There are lots of reasons to dislike p-values. Despite their inherent flaws, over-interpretation, and risks, it is extremely tempting to argue that, absent other information, the smaller the p-value, the less plausible the null hypothesis. For example, the venerable Prof. Philip Stark (who I admire and who was surely choosing his words very carefully), writes in “The Value of p-Values”:

“Small p-values are stronger evidence that the explanation [the null hypothesis] is wrong: the data case doubt on the explanation.”

For p-values based on reasonable hypothesis tests with no other information, I think that Prof. Stark is (usually, mostly) correct to say this. But there is nothing in the definition of a hypothesis test that requires it to be reasonable without a consideration of *power*, and power does not enter the definition of a p-value.

So, to motivate the importance of explicit power considerations in the use of hypothesis tests and p-values, let me describe three ridiculous but valid hypothesis tests. None of this is new, but perhaps it will be fun to have these examples all in the same place.

# Hypothesis tests and p-values

I will begin by reviewing the definition of p-values in the context of hypothesis testing. Let our random data \(X\) take values in a measurable space \(\Omega_x\). The distribution of \(X\) is posited to lie in some class of distributions \(\mathcal{P}_\theta\) parameterized by a parameter \(\theta \in \Omega_\theta\). A simple null hypothesis \(H_0\) specifies a value \(\theta_0 \in \Omega_\theta\) that fully specifies the distribution of the data, which we will write as \(P(X | \theta_0)\).

#### Hypothesis tests

A valid test of \(H_0\) with level \(\alpha\) consists of two parts:

- A measurable test statistic, \(T: \Omega_x \mapsto \Omega_T\), possibly incorporating additional randomness, and
- A region \(A(\alpha) \subseteq \Omega_T\) such that \(P(T(X) \in A(\alpha) | H_0) \le \alpha\).

#### P-values

Often (as in our simple example), the regions are nested in the sense that \(\alpha_1 < \alpha_2 \Rightarrow A(\alpha_1) \subset A(\alpha_2)\). Stricter tests result in smaller rejection regions. In such a case, we can define the p-value of a particular observation \(x\) as the smallest \(\alpha\) which rejects \(H_0\) for that \(x\).

#### A simple example

A simple example, which suffices for the whole present post, is data \(X = (X_1, \ldots, X_N)\), from a \(\mathcal{N}(\theta, 1)\) distribution. The classical two-sided test, which is eminently reasonable for many situations, uses

- \(T(X) = \sqrt{N} \vert \bar{X} - \theta_0 \vert\) and
- \(A(\alpha) = \left\{x: T(x) \ge \Phi^{-1}(1 - \alpha / 2) \right\}\),

where \(\bar{X}\) is the sample average and \(\Phi\) the cumulative distribution function of the standard normal. Today I will not quibble with this test, but rather propose absurd alternatives.

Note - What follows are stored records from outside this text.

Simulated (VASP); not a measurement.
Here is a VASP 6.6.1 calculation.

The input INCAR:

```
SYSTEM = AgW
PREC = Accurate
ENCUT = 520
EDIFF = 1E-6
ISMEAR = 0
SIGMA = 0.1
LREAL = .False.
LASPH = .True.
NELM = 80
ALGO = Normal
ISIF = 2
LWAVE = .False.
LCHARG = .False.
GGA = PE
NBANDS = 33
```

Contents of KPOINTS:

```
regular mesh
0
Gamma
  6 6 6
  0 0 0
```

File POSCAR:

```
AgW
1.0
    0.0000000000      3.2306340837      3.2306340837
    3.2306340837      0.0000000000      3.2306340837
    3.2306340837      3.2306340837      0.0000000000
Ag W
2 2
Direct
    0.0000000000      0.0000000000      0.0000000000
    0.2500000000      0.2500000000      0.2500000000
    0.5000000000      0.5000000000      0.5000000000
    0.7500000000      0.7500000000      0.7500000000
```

In the case of our simple example, the p-value is simply \(p(x) = 2(1 - \Phi(T(x)))\). As \(T(x)\) increases, the p-value \(p(x)\) decreases.

#### The reasoning

If \(\alpha\) is small (say, the much-loathed \(0.05\)), and we observe \(x\) such that \(T(x) \in A(\alpha)\), the argument goes that \(x\) constitutes evidence against \(H_0\), since such an outcome was improbably if \(H_0\) were true. Correspondingly, smaller p-values are taken to be associated with stronger evidence against the null.

However, one can easily construct valid tests that satisfy the above definition that range from obviously incomplete to absurd. In the counterexamples below I will be happy to assume that \(H_0\) is reasonable, even correct. (So we are not in the case of Prof. Stark’s “straw man”, ibid.) Missing in each of the increasibly egregious counterexamples that I will describe is a consideration of *power*, which is an explicit consideration of the ability of the test to reject when \(\theta \ne \theta_0\).

# Three ridiculous hypothesis tests

#### Example 1: Throw away most of the data

Suppose we use the simple example above example, but throw away all but the first datapoint. So our hypothesis test is

- $T(x) = x_1 - _0 $, \(A(\alpha)\) as above.

This test is valid, as are its p-values. In this case, it is true that larger \(p\) values cast further doubt on the hypothesis (and Prof. Stark’s quote is true). But the increment is small, since a single datapoint is much less informative than the full dataset.

Missing from this silly test is the fact that, by using all the data, one can construct a strictly larger rejection region — and so a test with more power — with the same level.

#### Example 2: Throw away all the data

Since we can use randomness in our test statistic, let us define

- \(T(x) \sim \textrm{Uniform}[0,1]\).
- \(A(\alpha) = \left\{x: T(x) \le \alpha \right\}\).

This test has the correct level and valid p-values, but has nothing at all to do with the data or \(H_0\). It also generates valid confidence intervals, which are either the whole space \(\Omega_\theta\) or \(\emptyset\), with probabilities \(1 - \alpha\) and \(\alpha\) respectivelly.

The book “Testing Statistical Hypothesis” defines p-values for randomized tests as the smallest \(\alpha\) which rejects with probability one. Using this definition, p-values for this case would always be \(1\). So, by this technicality, p-values slip through the cracks this counterexample. However, I would argue that one could just as well augment the data space with \([0,1]\) and consider the uniform draw to be “data” rather than part of the hypothesis, in which case the p-values is simply \(\textrm{Uniform}[0,1]\), independent of the data.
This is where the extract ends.